Thursday, February 18, 2010

Indonesia looks to seas as potential carbon sink

Govt looks to seas as potential carbon sink

Adianto P. Simamora, The Jakarta Post , Jakarta | Thu, 02/18/2010 11:00 AM | Nationa

Research conducted by the Maritime Affairs and Fishery Ministry shows that Indonesia’s seas can absorb roughly 0.3 gigatons of carbon dioxide each year (300 million metric tons), far more than previous estimates of up to 40 million tons.

Officials, however, declined to comment on whether Indonesia would promote the ocean as alternative resource in efforts to mitigate human-induced climate change.

“We are still focusing on adaptation measures,” Marine and Fishery Research Agency chief Gellwynn Jusuf told The Jakarta Post on Wednesday.

The country’s first-ever research of carbon in oceans will be officially launched at the global ministerial meeting in Bali on Feb. 25.

Environment ministers from 192 countries are slated to attend the four-day conference, organized by the United Nations Environment Program (UNEP).

Oceans will be one of the main issues discussed at the meeting, which will be opened by President Susilo Bambang Yudhoyono.

Indonesia has 5.8 million square kilometers of seas.

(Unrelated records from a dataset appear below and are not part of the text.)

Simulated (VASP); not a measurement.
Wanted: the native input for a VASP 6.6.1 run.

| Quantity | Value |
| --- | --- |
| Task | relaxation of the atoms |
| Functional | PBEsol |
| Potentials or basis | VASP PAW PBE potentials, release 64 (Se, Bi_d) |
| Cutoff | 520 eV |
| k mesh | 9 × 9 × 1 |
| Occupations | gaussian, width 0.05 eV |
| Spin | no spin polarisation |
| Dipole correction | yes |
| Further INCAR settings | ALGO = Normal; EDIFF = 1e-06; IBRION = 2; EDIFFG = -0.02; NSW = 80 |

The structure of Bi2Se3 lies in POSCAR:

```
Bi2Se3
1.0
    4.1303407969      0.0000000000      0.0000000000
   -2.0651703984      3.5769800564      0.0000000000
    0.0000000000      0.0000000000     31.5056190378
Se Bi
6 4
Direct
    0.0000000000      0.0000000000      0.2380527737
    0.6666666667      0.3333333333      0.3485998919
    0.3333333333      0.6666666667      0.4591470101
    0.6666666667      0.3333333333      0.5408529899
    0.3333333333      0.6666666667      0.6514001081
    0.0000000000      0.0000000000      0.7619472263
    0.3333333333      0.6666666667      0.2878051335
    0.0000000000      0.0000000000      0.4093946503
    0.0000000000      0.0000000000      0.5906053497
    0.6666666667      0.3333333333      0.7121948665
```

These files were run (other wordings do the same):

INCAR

Gellwynn said the research did not include the capability of sea grass, mangroves or coral reefs to absorb the carbon.

Data from the National Action Plan on climate change launched by President Yudhoyono in Bali in 2007 said the 61,000 square kilometers of coral reefs could absorb up to 73 million tons of the carbon dioxide, one of the main contributors to climate change.

The action plan says Indonesia’s 30.000 square kilometers of the sea grass could absorb up to 56 million tons of CO2, and 93,000 square kilometers of mangroves could absorb 75 million tons of carbon each year.

The government, however, had not used data from the action plan in international talks on the oceans’ role in mitigating climate change.

Gellwynn said Indonesia and the UNEP would sign a memorandum of understanding on the blue carbon concept to help Jakarta develop oceanic research in relation to climate change.

The Bali meeting is expected to issue the “ocean decision” that will mandate the UNEP to mainstream marine and coastal strategy into its program of work to help protect oceans from impacts of increasing global temperatures.

“If all ministers agree on the ocean declaration, the UNEP will promote the assessment of marine areas and ecosystems,” senior ministry official Hendra Yusran Sira said.

People’s Coalition for Justice in Fisheries (Kiara) secretary-general Riza Damanik said the government must also take into account the amount of carbon released by oceans.

“The claim is incorrect if the government only calculates the capability of oceans to absorb carbon. Scientific research shows that oceans absorb and release carbon at the same time,” he told the Post.

Most of the carbon absorbed by oceans is not the anthropogenic carbon that causes climate change, he said.

“It is carbon from photosynthesis,” he said.